Reputation: 8071
We have around 20 million records in our mongodb. In my collection called 'posts' there is a field called 'id' which was supposed to be unique but now it has gotten all messed up. We just want it to be unique and there are many many duplicates now.
We just wanted to do something like iterating over every reocrd and assigning it a unique id in a loop from 1 to 20million.
What would be the easiest way to do this?
Upvotes: 0
Views: 159
Reputation: 230346
There are not many options here, really.
Pick your language and driver of choice.
Fetch N documents.
Assign unique ids to them (several options here: 1) copy _id; 2) assign new ObjectID; 3) assign plain integer)
Save those documents.
Fetch next N documents. Go to step 3.
To fetch next N documents, you should note the last processed document's _id and do this:
db.collection.find({_id: {$gt: last_processed_id}}).sort({_id: 1}).limit(N);
Do not use skip here. It will be too slow.
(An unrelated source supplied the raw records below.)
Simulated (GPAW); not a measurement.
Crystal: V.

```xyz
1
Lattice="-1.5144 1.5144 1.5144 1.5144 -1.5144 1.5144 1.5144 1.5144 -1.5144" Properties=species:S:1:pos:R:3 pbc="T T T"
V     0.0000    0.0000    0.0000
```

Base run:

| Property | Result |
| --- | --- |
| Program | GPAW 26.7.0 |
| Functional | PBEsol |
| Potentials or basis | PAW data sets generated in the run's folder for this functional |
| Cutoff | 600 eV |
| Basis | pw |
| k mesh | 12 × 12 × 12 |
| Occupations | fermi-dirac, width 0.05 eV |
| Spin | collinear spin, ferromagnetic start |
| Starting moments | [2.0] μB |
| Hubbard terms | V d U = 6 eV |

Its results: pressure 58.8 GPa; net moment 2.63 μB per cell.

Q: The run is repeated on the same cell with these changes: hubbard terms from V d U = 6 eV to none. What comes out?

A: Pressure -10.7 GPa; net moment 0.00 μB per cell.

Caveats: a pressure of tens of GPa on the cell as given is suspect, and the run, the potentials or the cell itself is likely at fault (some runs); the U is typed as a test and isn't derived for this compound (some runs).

And, of course, you can always truncate the collection, create unique index on id
and populate it again.
Upvotes: 2
Reputation: 66237
You can use a simple script like this:
db.posts.dropIndex("*id index name here*"); // Drop Unique index
counter = 0;
page = 1;
slice = 1000;
total = db.posts.count();
conditions = {};
while (counter < total) {
cursor = db.posts.find(conditions, {_id: true}).sort({_id: 1}).limit(slice);
while (cursor.hasNext()) {
row = cursor.next();
db.posts.update({_id: row._id}, {$set: {id: ++counter}});
}
conditions['_id'] = {$gt: row._id};
print("Processed " + counter + " rows");
}
print('Adding id index');
db.posts.ensureIndex({id: 1}, {unique: true, background: false});
print("done");
save it to assignids.js, and run as
$ mongo dbname assignids.js
the outer-while selects 1000 rows as a time, and prevents cursor timeouts; the inner while assigns each row a new incremental id.
Upvotes: 1